# Where are the Pompano???



## Jigmaster (Apr 3, 2006)

Have checked the Surf Fishing a few times over the past couple weeks did they pass Daytona and head south or are they just not here yet?

Has anyone local been lately....


----------



## BentHook (Dec 22, 2002)

Wait your turn,they're just starting to show up in north Fla.This cold front schould turn them on this week in Jacksonville.
We'll release all the 12" and under pomps so ya'll have something to catch.


----------



## HellRhaY (Jul 6, 2007)

it isn't that cold yet.
hopefully end of october they'll show up and in full force by thanksgiving.


----------



## Charlie2 (May 2, 2007)

*Fall Pompano*

The water temps are cooling off a bit up 'Nawth' so they should be moving South soon. 

My Pompano Tree hasn't popped yet. No pop; no Pompano.

Hang in there. They will come. C2


----------



## Jigmaster (Apr 3, 2006)

BentHook said:


> Wait your turn,they're just starting to show up in north Fla.This cold front schould turn them on this week in Jacksonville.
> We'll release all the 12" and under pomps so ya'll have something to catch.


Yea yea" post when they hit your neck of the woods ~i know last year by mid October they were here.


----------



## VICIII (Apr 8, 2005)

HellRhaY said:


> it isn't that cold yet.
> hopefully end of october they'll show up and in full force by thanksgiving.


Hey Rhay...
Caught a few small ones... up to 11 inches. Saw a few caught last week that were keepers. Not in force at all but soon....


----------



## DVO (Mar 22, 2004)

Hold on tight - they are on their way to our back yard. According to my record from last 2 years, they should be here in Mid-Nov.

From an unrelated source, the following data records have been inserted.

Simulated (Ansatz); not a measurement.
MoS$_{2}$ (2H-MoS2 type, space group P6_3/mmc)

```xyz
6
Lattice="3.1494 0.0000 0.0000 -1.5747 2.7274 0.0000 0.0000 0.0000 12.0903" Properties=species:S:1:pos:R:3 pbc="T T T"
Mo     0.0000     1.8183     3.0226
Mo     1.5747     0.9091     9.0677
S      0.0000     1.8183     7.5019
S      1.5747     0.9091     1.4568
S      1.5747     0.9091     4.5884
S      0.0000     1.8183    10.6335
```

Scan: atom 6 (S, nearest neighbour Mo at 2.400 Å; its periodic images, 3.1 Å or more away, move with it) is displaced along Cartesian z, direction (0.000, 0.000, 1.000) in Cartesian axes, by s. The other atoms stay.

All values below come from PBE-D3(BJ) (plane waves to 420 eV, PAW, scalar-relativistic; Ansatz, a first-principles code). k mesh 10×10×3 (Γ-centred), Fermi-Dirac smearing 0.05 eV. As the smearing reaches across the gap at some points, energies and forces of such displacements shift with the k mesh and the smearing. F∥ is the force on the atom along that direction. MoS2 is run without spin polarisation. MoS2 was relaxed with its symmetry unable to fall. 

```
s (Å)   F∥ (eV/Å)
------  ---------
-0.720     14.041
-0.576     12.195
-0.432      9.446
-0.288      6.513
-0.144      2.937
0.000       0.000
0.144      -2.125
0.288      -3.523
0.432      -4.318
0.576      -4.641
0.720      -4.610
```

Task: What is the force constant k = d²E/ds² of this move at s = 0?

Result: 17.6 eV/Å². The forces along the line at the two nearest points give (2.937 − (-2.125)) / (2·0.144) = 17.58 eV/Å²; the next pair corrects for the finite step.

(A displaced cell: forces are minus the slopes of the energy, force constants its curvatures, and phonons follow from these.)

HellRhay, Did you move out of Florida?. Have not heard from you lately. Hope to see you sometimes in PlayaLinda


----------



## drumrun (Dec 5, 2007)

Guys we are still catching them in NC. Lots of fish still to come your way. :beer:


----------



## SurfRat (Apr 16, 2005)

*Speaking of Pompano*

Speaking of Pompano,does anyone no of a resturant in Daytona area that serves pompano? The old Parks use to serve it everyday but I have not found a place that offers it since the old Parks closed.


----------